U.S. District Court Judge Oliver Wanger had ordered the USFWS to do the BiOp, but he didn’t like the result. In 2010, in response to complaints by water export interests, he ruled that USFWS had acted in an “artibrary and capricious” manner in crafting the 2008 BiOp. That decision in turn was appealed, and in March of this year, the Ninth Circuit Court of Appeals reversed Wanger’s decision. So BiOp restrictions on export diversions remain in place.

MWD sees BDCP as an opportunity to increase their ability to capture more water, and staff are explicit about wanting to recover the amounts they reliably received before the Wanger decision reduced supplies. Without BDCP, they will have to obtain additional supplies somewhere else, probably at higher cost. If they don’t get full subscription by SWP agencies for tunnel capacity, they will have to negotiate additional transfer and exchange agreements.

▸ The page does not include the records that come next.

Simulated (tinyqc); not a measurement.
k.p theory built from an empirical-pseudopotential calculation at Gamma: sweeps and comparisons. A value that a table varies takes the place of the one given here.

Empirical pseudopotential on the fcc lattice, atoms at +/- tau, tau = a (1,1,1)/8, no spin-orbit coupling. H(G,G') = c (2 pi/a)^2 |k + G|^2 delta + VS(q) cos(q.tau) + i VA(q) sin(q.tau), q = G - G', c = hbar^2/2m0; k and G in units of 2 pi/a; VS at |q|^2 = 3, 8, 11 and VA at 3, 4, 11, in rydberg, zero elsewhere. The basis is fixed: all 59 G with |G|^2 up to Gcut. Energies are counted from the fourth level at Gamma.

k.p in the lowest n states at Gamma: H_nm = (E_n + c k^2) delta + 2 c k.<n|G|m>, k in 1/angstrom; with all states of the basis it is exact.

Reducing flow for the SF Bay-Delta estuary through publicly funded water transfers

It is still possible that MWD could pay its share to build the tunnels and end up with no more water, but they expect to have a more a reliable supply. Staff is trying to figure out how to maintain the average level of supply over the past 20 years, plus or minus 10%. But they are basing their assumptions on BDCP’s low outflow scenario, the one that provides for the least outflow to the estuary and Bay and the highest export flows. (What was that Cowin said about not operating BDCP in violation of water quality law?)

MWD is hoping to make the whole thing work for them with water transfers and exchanges. They want a system where those who invest more money get more water (costs should follow water). MWD is one of the agencies with the ability to invest more. If they pay 60% of the costs, they get 60% of the water.

MWD board members are still asking what happens if ecosystem restoration money isn’t available. But staff said that as long as the plan is moving forward and the contractors have done what they agreed to do, habitat restoration isn’t their problem.